Over the course of his life, English author and Catholic convert Evelyn Waugh insisted that the Catholic Faith is fundamental to the identity of Europe. A seasoned travel writer, war correspondent, and World War II veteran, Waugh had traveled across much of Europe and seen the damage done by various anti-Christian philosophies, ideologies, and movements. In 1939, on the eve of the Second World War, he wrote, “The history of Europe is the history of the Church; the two are inseparable.”

After watching so many millions of young men, … brutally slaughtered, the people of Europe began to lose faith.

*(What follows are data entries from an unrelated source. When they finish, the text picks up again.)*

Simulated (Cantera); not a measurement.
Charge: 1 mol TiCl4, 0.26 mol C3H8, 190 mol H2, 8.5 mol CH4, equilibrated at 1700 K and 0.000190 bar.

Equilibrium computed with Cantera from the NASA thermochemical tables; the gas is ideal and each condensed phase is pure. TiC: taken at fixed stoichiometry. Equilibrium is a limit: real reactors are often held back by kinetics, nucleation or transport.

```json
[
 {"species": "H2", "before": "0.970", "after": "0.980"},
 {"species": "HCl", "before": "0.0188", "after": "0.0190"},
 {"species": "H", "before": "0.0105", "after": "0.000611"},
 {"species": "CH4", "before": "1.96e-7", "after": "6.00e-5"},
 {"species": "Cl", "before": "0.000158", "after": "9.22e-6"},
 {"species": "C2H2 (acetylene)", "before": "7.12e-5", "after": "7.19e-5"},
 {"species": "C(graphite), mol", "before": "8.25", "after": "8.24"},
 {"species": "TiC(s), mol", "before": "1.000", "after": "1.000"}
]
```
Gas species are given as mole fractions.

A decade later, Waugh warned, “Europe is and must remain fundamentally Catholic, because Catholicism is the essence of its historic life.” He repeated this claim in 1950 (“To speak of Europe without its Catholic heart is to speak of a body without a soul.”) and in 1952 (“Catholicism is not an accretion to European culture; it is the foundation on which it stands.”). Would that Europe had heeded his words.

According to the Observatory on Intolerance and Discrimination Against Christians in Europe (OIDAC Europe), a statue of one of the Apostles was beheaded in Trier Cathedral in Germany. “The stolen head, roughly the size of a fist, was part of a centuries-old ensemble depicting apostles listening to Jesus, and is considered historically and artistically irreplaceable,” OIDAC Europe reported. Cathedral Provost Jörg Michael Peters lamented, “It’s not just material damage — it’s the loss of a unique, historically significant piece.”

Europe’s history is inextricably intertwined with Christianity, specifically Catholicism. Yet that Catholic identity has been shed over the past century and the continent is now unrecognizable. Hate crimes and hostility against Christians have surged across Europe, and it seems hardly a week goes by without news of some jihadist driving his car through a crowded Christmas market, stabbing priests and sacristans in the streets, or attacking chaplains at a military barracks. Catholic churches are set on fire and Catholic statues and imagery are vandalized and desecrated.

All across Europe, Catholicism is waning: Ireland, Germany, and even Poland, once a stronghold for Catholicism on the continent, have all seen declining numbers of Catholics and rising anti-Catholic hostility.

By the end of the fourth century, the Catholic Church was the unifying force across Europe, and would remain so for centuries. As the Roman Empire collapsed, it was the Church which stabilized the continent, converting the Germanic tribes that toppled Rome and providing Europe with a cohesive moral code under which to live. Throughout the Middle Ages, the Church distanced herself from the influence of secular rulers and, along with the development of scholasticism, became distinguished as an arbiter of justice and a font of wisdom.

It was during the 16th and 17th centuries that Europe began to revolt against its Catholic heritage and identity, first with the Protestant revolution and then with the explicitly anti-Christian French Revolution. The First World War was the death knell for Europe. After watching so many millions of young men, bright and talented, practically an entire generation across the whole continent, brutally slaughtered in one of the most needless conflicts in history, the people of Europe began to lose faith. Maintaining one’s Catholicism or converting, as Waugh did, became a reactionary measure.

But the shedding of Europe’s Catholic identity was not a matter of tossing off weighty shackles and it brought no freedom. Rather, it was more akin to dropping one’s shield at a time when protection is needed. Now, the continent is practically overrun with third-world pagans, Muslims, and Hindus of all stripes. Christianity, in the few places where it is left, is under assault.

It is not too late for Europe to heed the warnings of Waugh. Europe must return to the Catholic Faith, abandon its postliberal progressivism, and once again embrace its Catholic identity. Without any such measures, the entire continent will fall to barbarians, just as Rome did, but it will not have the Catholic identity necessary to survive; it will simply be lost.